From: Addison Phillips [GSC] (
Date: Tue Apr 11 2000 - 14:55:28 EDT

Hi Suzanne,

Javascript based sites are essentially HTML sites, so the encoding is either
in the http header or in a META tag (or non-existant). A META tag is
problematic because it forces the browser's parser to re-read the page from
the beginning, scrapping any data that was previously interpreted and
restarting the Javascript parser (if you've already starting processing a
script). Non-existant is bad for the obvious reasons. The best place for
such a tag is in the http header (where it is essentially invisible to the
end-user: you won't see it when viewing the page source).

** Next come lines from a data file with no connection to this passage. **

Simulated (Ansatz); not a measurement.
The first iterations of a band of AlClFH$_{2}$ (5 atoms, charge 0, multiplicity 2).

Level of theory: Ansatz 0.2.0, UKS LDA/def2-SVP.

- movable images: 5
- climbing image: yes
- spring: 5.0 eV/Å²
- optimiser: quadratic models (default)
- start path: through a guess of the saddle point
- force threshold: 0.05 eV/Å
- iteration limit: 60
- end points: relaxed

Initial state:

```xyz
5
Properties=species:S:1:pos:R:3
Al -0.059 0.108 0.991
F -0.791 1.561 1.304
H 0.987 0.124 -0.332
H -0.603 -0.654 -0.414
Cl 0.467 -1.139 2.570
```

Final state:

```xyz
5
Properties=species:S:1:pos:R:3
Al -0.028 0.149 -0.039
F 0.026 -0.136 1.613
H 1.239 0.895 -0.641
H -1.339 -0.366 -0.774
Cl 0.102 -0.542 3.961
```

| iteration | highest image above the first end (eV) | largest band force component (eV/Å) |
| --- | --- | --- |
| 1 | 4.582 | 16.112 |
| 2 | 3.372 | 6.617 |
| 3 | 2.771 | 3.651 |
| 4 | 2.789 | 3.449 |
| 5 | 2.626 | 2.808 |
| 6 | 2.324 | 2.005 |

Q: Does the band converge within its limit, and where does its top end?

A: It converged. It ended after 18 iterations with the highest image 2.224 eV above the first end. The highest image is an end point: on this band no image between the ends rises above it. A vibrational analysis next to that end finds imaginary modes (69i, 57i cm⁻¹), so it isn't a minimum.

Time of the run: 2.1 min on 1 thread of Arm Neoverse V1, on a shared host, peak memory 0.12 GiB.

XML uses this tag to indicate how to translate the file:

<? XML version=1.0 encoding="Big5"?>

Note that XML is natively Unicode by definition [although most XML books are
amusingly silent about what that means: my copy of The XML Handbook, for
example, says that XML is in Unicode and that there is an encoding called
UTF-8 which is compatible with ASCII...... but frustratingly, it doesn't say
what "XML is in Unicode" *means* in terms of actual disk file encoding or
internal parsing... it turns out that most parsers use UCS-4 or UTF-16 in
their rendering engine and smart implementers use UTF-8 when storing the
actual XML files on disk. Yes, you have to declare the encoding for UTF-8.
Byte Order Marks--0xFFFE--are the order of the day for UTF-16 files].

The encoding is how to decipher the disk file to make it into your parser's
internal "Unicode" [I'm grossly oversimplifying here, of course]. The XML
experts on this list can describe this process much more succinctly than I
can, probably...